Gavin
McLean reviews The Invention of New Zealand: Art and
national identity 1930-1970.
THE INVENTION OF NEW ZEALAND
Art & national identity 1930-1970
Francis
Pound
Auckland University Press, $75, hbk
Nearly three decades ago, Francis Pound rattled some cages in
the local art world with his shocking pink-covered book
Frames in the Land: Early Landscape Painting in New
Zealand.
Echoes of some of those stoushes resurface 25 years later in
Pound's description of Tim Garrity's criticism of the new
painters whose work was threatening to dethrone the
centrality of nature and the landscape.
The Invention of New Zealand is a big book in every
sense - 190 (sometimes frustratingly small) colour plates,
about 160,000 words by my guess, and almost as many ideas and
arguments.
Fortunately for the dedicated reader keen to check sources,
AUP has provided footnotes, not the endnotes so common today.
It's a demanding book.
In fact, there are several books in here and it has been a
long time on the stove.
If it might have sometimes benefited from a harder edit, the
weaving of Pound's intellectual growth into the book also
enhances it, making up for the occasional jumpy thought
transition and for too many "topos" and "tropes" for my
liking.
It's a punchy, passionate and often witty book.

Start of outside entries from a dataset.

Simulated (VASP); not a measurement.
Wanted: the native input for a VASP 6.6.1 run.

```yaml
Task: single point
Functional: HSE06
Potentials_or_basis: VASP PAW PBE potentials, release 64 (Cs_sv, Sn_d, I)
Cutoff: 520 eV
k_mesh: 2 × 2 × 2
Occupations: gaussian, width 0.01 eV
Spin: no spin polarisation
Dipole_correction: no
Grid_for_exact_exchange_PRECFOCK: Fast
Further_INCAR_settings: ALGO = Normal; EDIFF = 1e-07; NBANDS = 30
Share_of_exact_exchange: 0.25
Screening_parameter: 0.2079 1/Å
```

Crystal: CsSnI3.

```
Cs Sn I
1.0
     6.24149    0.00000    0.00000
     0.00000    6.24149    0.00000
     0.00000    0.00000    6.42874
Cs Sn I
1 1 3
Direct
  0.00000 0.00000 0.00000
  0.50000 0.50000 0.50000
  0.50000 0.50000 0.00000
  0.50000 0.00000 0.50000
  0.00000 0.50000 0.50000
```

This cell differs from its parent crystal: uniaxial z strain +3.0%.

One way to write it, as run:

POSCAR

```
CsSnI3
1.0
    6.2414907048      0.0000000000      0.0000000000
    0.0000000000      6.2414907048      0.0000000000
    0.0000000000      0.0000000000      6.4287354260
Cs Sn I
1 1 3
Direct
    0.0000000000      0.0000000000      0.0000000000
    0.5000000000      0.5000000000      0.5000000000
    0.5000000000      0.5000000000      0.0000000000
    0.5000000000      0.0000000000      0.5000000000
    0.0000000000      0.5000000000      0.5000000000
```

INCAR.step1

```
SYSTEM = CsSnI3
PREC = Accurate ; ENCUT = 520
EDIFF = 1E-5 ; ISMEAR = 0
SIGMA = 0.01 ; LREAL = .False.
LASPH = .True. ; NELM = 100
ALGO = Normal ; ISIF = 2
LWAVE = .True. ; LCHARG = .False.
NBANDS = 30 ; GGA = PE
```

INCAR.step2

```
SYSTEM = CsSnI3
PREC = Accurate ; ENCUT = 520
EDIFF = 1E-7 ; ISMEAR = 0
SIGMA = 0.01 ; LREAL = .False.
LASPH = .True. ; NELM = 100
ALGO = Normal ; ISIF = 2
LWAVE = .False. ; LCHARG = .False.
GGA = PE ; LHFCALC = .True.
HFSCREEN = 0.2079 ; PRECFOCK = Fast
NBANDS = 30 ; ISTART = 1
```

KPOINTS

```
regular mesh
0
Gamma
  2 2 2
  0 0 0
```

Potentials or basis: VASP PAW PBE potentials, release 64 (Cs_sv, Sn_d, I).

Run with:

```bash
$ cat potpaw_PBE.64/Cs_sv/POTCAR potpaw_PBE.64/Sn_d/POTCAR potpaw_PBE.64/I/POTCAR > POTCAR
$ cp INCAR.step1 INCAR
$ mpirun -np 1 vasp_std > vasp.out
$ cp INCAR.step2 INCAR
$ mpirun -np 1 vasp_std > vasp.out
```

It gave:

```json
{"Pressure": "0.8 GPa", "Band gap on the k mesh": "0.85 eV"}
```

Pound is fond of putting phrases or even entire sentences in
italics to make his point.
The title is based on comments made 20 years apart by Allen
Curnow and Colin McCahon.
The fact that one is a writer and another a poet marks this
out as an unconventional art history.
More has been published about literary nationalists
(Never a Soul at Home, etc) than about artistic
nationalists, although Pound reminds us that there were
numerous crossovers between the two groups.
There are almost as many references to writers such as Curnow
and Holcroft as there are to painters.
Landfall, after all, featured both.
Although Pound is not wholly uncritical of New Zealand's
artistic nationalists, he has their movement in his sights.
The Invention of New Zealand is a sustained attack
on the idea of artistic nationalism (with a capital N); the
belief that cultural producers were isolated islands
"anchored in the indifferent blue".
Curnow called New Zealand "two islands not in narrow seas"
and twittered on about some future child learning "the trick
of standing upright here".
They were an anxious lot, for anxiety "is at its very
heart" [his italics].
One of the things that Pound condemns most was the
nationalist preference for country over city, nature over
buildings or machinery.
Turner celebrated an early locomotive, but a century later
New Zealand's painters preferred trees.
"In projecting its pastoral fantasy, Nationalism seeks to
define New Zealand as, in its true essence free of history -
free of the experience of industrialisation and new
technologies."
Pound explores the growth of the literary and artistic scenes
over a period of approximately 40 years, but highlights
McCahon in particular.
He sees Mr I AM's move from what he calls "regional realism"
to the influences of Cubism and of American abstract
expressionism as typifying the New Zealand nationalists'
warping of these urban styles to meet their preoccupation
with the New Zealand landscape.
Ultimately, nationalism came to a dead end.
The abstract painting of Gordon Walters and Milan Mrkusich
was a departure, happily urban.
He describes Richard Killeen's "Domestic (Black and White)",
1987, with its office tower and chimney as "Killeen's final
reply to the Nationalist man with a landscape in his head".
As the word "man" suggests, nationalism was also male -
"there can be no Nationalist female viewer" is another Pound
argument.
And, despite the use of Maori symbols and language by some of
our artists, Pound argues that nationalism was also
overwhelmingly Pakeha.
The new Maori discourse "stops much of Nationalist discourse
dead in its tracks".
No longer could white males "presume a single identity for a
New Zealand culture . . . with their unitary 'our', 'we' and
'I'."
As these brief quotes should show, The Invention of New
Zealand is a landmark book, one of the best I have read
for years.
I'll leave Pound the last word.
"Nor is it possible any longer to see New Zealand as a silent
and empty land, awaiting a history and culture of its own."
• Gavin McLean is a Wellington historian and
reviewer.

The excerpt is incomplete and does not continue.